It reminds me a little, actually, of common responses to the Preface Paradox, which was talked about at length in the blogosphere some time back. The usual response was to posit as true whatever was required to make there no longer be a paradox. This is an evasion of the paradox, and a perfectly reasonable thing to do for practical purposes, but it doesn't deal with the paradox at all: what you need to do is prove that what you are positing really is true and doesn't just save the appearances. And when you set out to do that you find that independent proof of the assumptions they make is extraordinarily difficult (and that many of the proposals for handling the paradox that are taken by their proponents as just obvious are inconsistent with each other).

It's also not really correct to say that the Standard Solution is a general consensus: there is no general consensus. The Standard Solution is easily the dominant single position, but it has quite a few robust rivals, and when you take those into account it's not even always clear that the Standard Solution is accepted by a majority of people. Lots of people still prefer Aristotelian approaches of various kinds, at most thinking that they need to be refined; lots of people are constructivists; lots of people prefer appeal to infinitesimals; and so forth. No one of these groups is even close to being as dominant as the Standard Solution group, but all together make a very sizable bunch. What we have is a dominant proposal; this is very different from a general consensus.

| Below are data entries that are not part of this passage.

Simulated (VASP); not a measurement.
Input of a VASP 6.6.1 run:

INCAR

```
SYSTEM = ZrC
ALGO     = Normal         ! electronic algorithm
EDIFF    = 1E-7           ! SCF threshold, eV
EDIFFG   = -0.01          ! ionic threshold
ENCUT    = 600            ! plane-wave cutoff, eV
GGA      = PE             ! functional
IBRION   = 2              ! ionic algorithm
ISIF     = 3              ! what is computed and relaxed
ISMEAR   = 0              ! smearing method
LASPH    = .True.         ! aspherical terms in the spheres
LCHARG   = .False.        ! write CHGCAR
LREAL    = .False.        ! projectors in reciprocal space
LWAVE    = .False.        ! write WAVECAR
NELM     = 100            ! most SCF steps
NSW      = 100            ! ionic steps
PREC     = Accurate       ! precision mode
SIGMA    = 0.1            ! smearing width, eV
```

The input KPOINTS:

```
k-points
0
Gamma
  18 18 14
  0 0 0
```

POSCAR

Further, Zeno's Paradox wasn't an argument that there could be no consistent mathematical system without the Paradox; it was an argument that actual motion through actual space and time was something opponents of Parmenides and Zeno (it is not, and never has been, clear whether Zeno was attempting to defend Parmenides or merely to criticize the arguments proposed against Parmenides, because we don't know how closely Zeno himself actually followed Parmenides) could not coherently account for. This is as certainly known as anything else about Zeno's Paradox; it's one of the few things that is agreed on by the three major interpretations of the Paradox (that Zeno was defending Parmenidean monism against common-sense pluralism; that Zeno was a nihilist attacking both monism and pluralism; that Zeno was not defending any particular position but only raising problems). The genuinely important question is not, "Is there some set of assumptions that, if true, would dissolve the paradox?" because the answer to that is "Of course," regardless of the paradox. The question, "What proves these dissolving assumptions actually true?" is more important, but is still not the most important question. The most important question is: "What are the common features of the accounts of motion Zeno's Paradox on its own makes it impossible to accept?" That is, people often look at paradoxes upside down: they focus on finding things that at least evade the paradox. There are always a great many of those, and sometimes the answer that dissolves the paradox is actually not interesting, beyond dissolving the paradox. What is really and consistently valuable in a paradox -- and it always remains even when the paradox is dissolved -- is what it tells us about what we can't accept.